Laird Landmann, co-director of fixed income at TCW, said now is the best buying opportunity since the global financial crisis, when the bursting of the mortgage bubble resulted in outsized returns for investors willing to be contrarians.

MBS made up 45% of TCW’s Metropolitan West Total Return Bond Fund’s $64 billion portfolio -- its biggest holding -- as of Sept. 30. That’s up from 36% at the end of last year.

“It’s setting up to be very attractive,” Landmann said in an interview at TCW’s Los Angeles headquarters. “Seasoned residential real estate debt is like gold.”

To be sure, mortgage bonds face potential difficulty in upcoming months. The Federal Reserve used to be the biggest buyer of the securities, but this year it has effectively stopped purchasing. It holds $2.67 trillion of the bonds in its portfolio, out of a market that is about $8 trillion.   

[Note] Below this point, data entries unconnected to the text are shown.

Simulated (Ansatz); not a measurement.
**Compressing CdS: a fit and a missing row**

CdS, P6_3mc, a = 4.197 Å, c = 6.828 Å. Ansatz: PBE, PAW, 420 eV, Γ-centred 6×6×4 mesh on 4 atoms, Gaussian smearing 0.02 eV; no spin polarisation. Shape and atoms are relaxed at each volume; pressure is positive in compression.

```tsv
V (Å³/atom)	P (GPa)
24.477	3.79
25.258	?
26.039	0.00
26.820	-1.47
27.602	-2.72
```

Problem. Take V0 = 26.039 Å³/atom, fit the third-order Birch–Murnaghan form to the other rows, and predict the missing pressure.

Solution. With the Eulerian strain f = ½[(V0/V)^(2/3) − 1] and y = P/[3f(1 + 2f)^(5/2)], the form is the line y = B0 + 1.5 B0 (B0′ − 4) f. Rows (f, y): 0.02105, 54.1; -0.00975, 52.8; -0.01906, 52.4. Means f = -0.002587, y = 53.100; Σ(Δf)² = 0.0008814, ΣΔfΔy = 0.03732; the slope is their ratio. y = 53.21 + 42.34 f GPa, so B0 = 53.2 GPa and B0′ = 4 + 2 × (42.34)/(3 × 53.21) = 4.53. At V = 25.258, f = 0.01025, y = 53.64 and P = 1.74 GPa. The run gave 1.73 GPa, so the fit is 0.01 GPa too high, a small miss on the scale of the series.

With the biggest buyer effectively out of the market, it’s not clear who will step in now, Bloomberg Intelligence analyst Erica Adelberg said. That can weigh on prices for the securities. And at some point, the Fed may look to sell down its holdings, which would weigh on the bonds even more.

“Mortgages have been hit on all fronts,” said Brian Quigley, senior portfolio manager at Vanguard, in a phone interview. “The Fed has stepped back, there’s a historic rise in rates that we haven’t seen for decades and a post-’08 record spike in volatility.”